That said, I was never totally on the Rand bandwagon, and got off a long time ago. I understand the argument that he can work behind the scenes for the good, which is basically the argument James Antle makes in his article linked to above, but I have always been very sensitive about the rhetoric. Non-intervention is based on the assumption that the US has no special or oversized role to play on the world stage and should therefore not behave as if we do. So I’m OK with pragmatism and playing the political game as long as it doesn’t undermine the basic premise of non-interventionism and reinforce the premise of the other side. In my opinion, Rand has been conceding way too much in the rhetoric department from the start, although he has often tried to engage in a kind of double speak, attempting to keep both sides happy, where he doesn’t technically violate non-interventionist principles while saying something the other side wants to hear.
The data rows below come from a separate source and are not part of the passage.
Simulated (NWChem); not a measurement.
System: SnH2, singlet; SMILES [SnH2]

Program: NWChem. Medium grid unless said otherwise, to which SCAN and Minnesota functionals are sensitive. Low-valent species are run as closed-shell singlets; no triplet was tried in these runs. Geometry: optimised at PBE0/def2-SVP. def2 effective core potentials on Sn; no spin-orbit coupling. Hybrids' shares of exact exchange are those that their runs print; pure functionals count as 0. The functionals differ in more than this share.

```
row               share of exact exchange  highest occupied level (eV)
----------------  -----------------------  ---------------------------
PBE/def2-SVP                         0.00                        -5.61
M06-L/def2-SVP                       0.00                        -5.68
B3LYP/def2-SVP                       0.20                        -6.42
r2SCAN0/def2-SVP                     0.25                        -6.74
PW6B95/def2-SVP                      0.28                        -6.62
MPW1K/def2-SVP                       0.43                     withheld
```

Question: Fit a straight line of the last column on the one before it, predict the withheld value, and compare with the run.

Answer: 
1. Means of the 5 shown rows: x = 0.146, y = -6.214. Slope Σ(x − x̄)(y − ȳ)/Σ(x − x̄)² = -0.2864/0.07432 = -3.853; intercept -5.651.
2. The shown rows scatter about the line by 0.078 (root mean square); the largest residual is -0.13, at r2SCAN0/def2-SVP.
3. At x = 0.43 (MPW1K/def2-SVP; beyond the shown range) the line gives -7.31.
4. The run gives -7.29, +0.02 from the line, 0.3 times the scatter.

To help the reader unfamiliar with non-interventionist esoterica understand what I’m talking about, a fundamental principle of non-interventionism is that we should abolish all foreign aid. So when Paul came out with his proposal to defund certain entities in the Middle East, he wasn’t technically in violation of a fundamental non-interventionist principle, he just wasn’t stating it maximally. The problem that non-interventionists like me had with it was not that he wanted to cut foreign aid, which we obviously support, but that by suggesting it be cut to the enemies of Israel but not Israel, he was pandering to the pro-Israel interventionist base and reinforcing the idea that the US is under some mystical obligation to protect Israel.
One man’s clever politics is another’s abandonment of the cause. For many, Paul crossed that line with his signing of the obnoxious Cotton letter. For those familiar with Rand-speak, you can see his mind working. As per James Antle, he could argue that he was just restating the Constitutional principle of Senatorial consent for treaties, but it is not at all clear that whatever agreement the US may come back with would actually be a treaty. (This will be the subject of a separate essay.) But the problem for Paul is that this letter is not benign. It is a blatant attempt to undermine negotiations that may keep us out of a surely disastrous and unnecessary war with Iran, negotiations that from a non-interventionist standpoint we shouldn’t even be engaging in in the first place. And it comes in the wake of his shameful panderfest following the Netanyahu address, where Paul had already obsequiously praised Netanyahu and Israel and signed onto Sen. Bob Corker’s attempt to scuttle the negotiations.
It’s a long time until the first caucus and a lot can change between now and then, but I think Rand may have squandered his opportunity to rally the non-interventionist coalition behind him with his pandering behavior following the Netanyahu address. If it isn’t totally squandered, he certainly has a lot of work to do to build back up some seriously fractured trust.